I think it's important to note here that the magnetic field was most likely only responsible for rapidly moving the gun from the owner to the machine. The firing pin went along for the ride and didn't move with respect to the slide while the gun was airborne. The gun coming to a complete and very rapid stop upon impacting the machine wasn't even the problem. What gave us the discharge was the inertia of the firing pin it's self.
Just like in an automobile accident there were multiple impacts. During a simple straight-on collision with a wall the car stops first, then your body hits the seat-belt/steering wheel/etc. and finally your internal organs hit your skeletal structure.
The gun stopped, but the suspended and mysteriously 'unlocked' firing pin continued it's travels until something interrupted it's flight. The spring was first, but it seems the primer was also responsible for stopping the firing pin and thus we had the ND.
Here are three scenarios, all the same, which would fire a chambered round from a 'series 70' O-frame 1911 gun which has no such firing pin safety:
- Hammer released from cocked position in normal firing of the gun
- Gun dropped from a moderate height muzzle first on to a hard surface (cocked or not, safeties engaged or not)
- Gun rapidly yanked from rest in a direction opposite the muzzle (cocked or not, safeties engaged or not)
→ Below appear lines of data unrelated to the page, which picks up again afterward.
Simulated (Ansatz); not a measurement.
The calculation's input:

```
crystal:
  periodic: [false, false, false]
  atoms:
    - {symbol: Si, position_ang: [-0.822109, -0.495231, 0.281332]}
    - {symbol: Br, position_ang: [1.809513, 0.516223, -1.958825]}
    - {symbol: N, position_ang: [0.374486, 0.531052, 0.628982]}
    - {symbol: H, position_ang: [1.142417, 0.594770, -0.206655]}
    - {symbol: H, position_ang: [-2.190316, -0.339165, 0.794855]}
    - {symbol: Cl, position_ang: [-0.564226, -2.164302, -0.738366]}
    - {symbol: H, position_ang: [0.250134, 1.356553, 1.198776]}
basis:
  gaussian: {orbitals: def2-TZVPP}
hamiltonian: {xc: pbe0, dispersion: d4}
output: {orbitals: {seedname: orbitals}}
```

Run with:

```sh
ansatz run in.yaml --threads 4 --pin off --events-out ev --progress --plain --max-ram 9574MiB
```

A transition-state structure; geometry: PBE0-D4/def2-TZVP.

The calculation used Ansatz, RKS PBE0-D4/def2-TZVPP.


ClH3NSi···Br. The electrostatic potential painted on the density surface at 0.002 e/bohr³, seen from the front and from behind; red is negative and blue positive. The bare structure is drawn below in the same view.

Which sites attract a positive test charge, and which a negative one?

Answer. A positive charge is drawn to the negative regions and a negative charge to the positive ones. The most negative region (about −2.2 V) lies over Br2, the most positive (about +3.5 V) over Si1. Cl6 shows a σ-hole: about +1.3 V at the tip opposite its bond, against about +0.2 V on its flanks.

#1 The hammer imparts a velocity to the firing pin when it smacks it. This transfer of energy takes the firing pin from rest to a high rate of speed in the chamber direction. The firing pin spring tries to resist this motion, but the engineering staff dutifully picked a spring rate that would not interfere with the purpose of pulling the trigger, to fire the round. Therefore the spring only slows the firing pin enough to keep it from puncturing the primer or becoming wedged in the breech face firing pin bore hole. The pin hits the primer and the final few Joules of energy are exhausted when the primer is deformed enough to begin releasing it's chemically stored energy. Now that forward motion of the firing pin has come to a stop the firing pin spring (which transfered kinetic energy into stored spring energy) is free to go back to it's restful, less compressed state such that it moves the firing pin back to it's home position in the slide. The gun awaits your command to fire again!
#2: The gun in it's entirety is in motion. All of it's parts develop kinetic energy . Kinetic energy is directly related to mass and the square of speed. So the faster the parts are moving and the heavier they are, the more energy they store with speed having a much larger effect than mass. As stated above, when the gun hits a hard surface it stops moving. It's kinetic energy is dispersed quickly into what it hits. The nose of the gun deforms where the metal is pushed past it's yield strength, or springs back were the metal isn't pushed past it's bending point. The firing pin slows down as it works against the spring force exerted by the firing pin spring which is trying to keep the firing pin away from the primer. The spring force is a simple constant multiplied the amount the spring is compressed. The more you compress it the more it pushes back. If the inertia in the firing pin is low enough, the spring will 'absorb' the firing pins energy and bring it to a stop in it's forward travel before it taps the primer.
If not the firing moves just as if it had been hit by the hammer and discharges the round. Hence the series 80 firing pin block. It interferes with forward travel such that instead of relying on a spring to absorb the transfer of energy, the firing pin block takes the impact and disperses it into the slide.
#3 is identical to #2 except in this case the frame of reference has been reversed. The firing pin has yet to begin to move (body at rest remains that way until acted upon by an outside force) while the gun has already begun to zoom off in a direction opposite to the muzzle. The mechanics of this situation are that the moving primer slams into the stationary firing pin. An analogy would be dropping a bullet primer first on to a firing pin anchored in a vise. The newer gun with the series 80 parts would again not go off. The series 80 firing pin stop would bring the firing pin up to speed of the gun as it would impact the stationary firing pin long before the primer could. It would be difficult to make this happen because we need the gun to change it's velocity very rapidly and because it's a lot heavier than the firing pin this is much harder to do.
The most important thing learned here?
The gun in the MRI case would have fired even if it had not been in the cocked-and-locked state! Furthermore, if the hammer had been down the chances would have increased for the ND because the firing pin would be slightly closer to the primer (hammer pushes it in when at rest against the firing pin stop plate). It would have also increased the chances of the ND if the gun had it hammer first as it would have transferred energy into the firing pin just like a set of billiard balls hit from one end knock the one on the other end away from the group.
Moral of these stories: Cocked and locked = safe!